Got someone nasty in your practice? Your best option is not to feed the troll.
I’ll avoid naming Dr. X and the facility in which we worked. Names must be changed to protect the innocent, and all that…Suffice it to say that this was some years ago.
Dr. X had a penchant for stirring up trouble. While entirely capable of being confrontational, of looking someone in the eye and saying borderline-obnoxious things in the name of being (brutally) honest and bluntly (like a 2x4) to-the-point, X was also very good at operating indirectly and behind the scenes.
A team of 10, with Dr. X on board, could quickly and easily become two rival groups of 5, separated by any number of issues-who’s being more productive, how productivity should be calculated in the first place, who sits on the important committees, who gets which office, who’s taking long lunches, who worked fewer holidays last year, etc.
Near as we could tell, Dr. X had no grand scheme, no master plan which was being furthered by turning harmony into discord. X didn’t even seem to be using these machinations to retaliate for old grudges. Perhaps X wasn’t consciously working at creating strife, and was just passive-aggressive. Whatever the reason, Dr. X was a troll (on the web this refers to someone who disrupts the community).
Working with a troll is unlikely to be a relaxing affair. Certainly, there may be good days (or weeks, if you’re lucky), where nothing is brewing. There may even be times when the troll considers you a necessary ally for whatever feud is at hand. It may be downright pleasant to you under such circumstances…but you lower your guard at your peril, since trolls have few lasting loyalties. Eventually, others on the team may get sick of this and look for saner places to work. With fewer docs left on board, the factions that once comprised your team can get smaller and smaller; eventually, it could wind up being just you and the troll, assuming you don’t bail out beforehand.
Online, there is an oft-repeated piece of advice for dealing with such individuals: “Don’t feed the trolls.” That is, when you participate in their intrigues, you give them what they’re seeking, and their maladaptive behaviors are reinforced.

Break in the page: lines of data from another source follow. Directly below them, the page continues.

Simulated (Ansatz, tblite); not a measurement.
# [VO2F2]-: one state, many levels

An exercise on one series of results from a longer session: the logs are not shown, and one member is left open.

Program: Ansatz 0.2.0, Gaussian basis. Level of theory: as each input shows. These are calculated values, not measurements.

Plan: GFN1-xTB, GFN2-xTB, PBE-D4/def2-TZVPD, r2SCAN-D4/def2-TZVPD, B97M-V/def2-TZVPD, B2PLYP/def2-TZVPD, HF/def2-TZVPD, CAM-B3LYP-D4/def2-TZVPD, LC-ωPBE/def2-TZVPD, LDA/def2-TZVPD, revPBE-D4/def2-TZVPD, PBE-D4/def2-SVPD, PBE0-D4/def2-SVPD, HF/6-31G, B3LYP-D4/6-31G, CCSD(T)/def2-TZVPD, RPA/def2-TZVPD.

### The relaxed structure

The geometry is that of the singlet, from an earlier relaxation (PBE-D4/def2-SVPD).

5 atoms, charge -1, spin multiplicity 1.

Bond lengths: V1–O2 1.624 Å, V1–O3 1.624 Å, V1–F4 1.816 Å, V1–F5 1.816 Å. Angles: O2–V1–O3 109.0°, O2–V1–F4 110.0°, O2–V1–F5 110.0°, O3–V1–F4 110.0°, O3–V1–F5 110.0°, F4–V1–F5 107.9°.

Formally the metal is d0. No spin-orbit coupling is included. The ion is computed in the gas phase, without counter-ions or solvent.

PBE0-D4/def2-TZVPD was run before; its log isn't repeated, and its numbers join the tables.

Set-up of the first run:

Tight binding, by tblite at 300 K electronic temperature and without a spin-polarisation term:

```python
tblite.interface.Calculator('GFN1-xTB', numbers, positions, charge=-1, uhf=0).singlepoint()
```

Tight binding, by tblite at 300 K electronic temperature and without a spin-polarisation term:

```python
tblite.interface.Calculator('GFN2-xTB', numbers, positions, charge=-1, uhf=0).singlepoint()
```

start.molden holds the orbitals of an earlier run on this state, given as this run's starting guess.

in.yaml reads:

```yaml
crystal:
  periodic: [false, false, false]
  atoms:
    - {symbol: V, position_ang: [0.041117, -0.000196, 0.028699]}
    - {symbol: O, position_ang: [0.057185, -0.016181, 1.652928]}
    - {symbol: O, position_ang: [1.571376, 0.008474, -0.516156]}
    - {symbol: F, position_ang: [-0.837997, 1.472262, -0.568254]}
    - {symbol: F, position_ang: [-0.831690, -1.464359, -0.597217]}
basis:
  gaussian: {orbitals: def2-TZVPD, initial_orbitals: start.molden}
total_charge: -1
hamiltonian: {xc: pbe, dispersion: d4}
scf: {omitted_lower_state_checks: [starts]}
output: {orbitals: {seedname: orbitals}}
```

A community (such as a team of radiologists), if it has a strong infrastructure of communication and goodwill, can remain unified in the face of such antagonism from within. It’s not easy-trolls are good at identifying hot-button issues and using them to rile us up. If the group recognizes the troll for what it is, however, the beast can be starved, rather than fed by playing its games. Then, the troll can either roam elsewhere to find new victims (of its own volition, or because the group ejects the troublemaker), or it might just learn to play nicely for a change.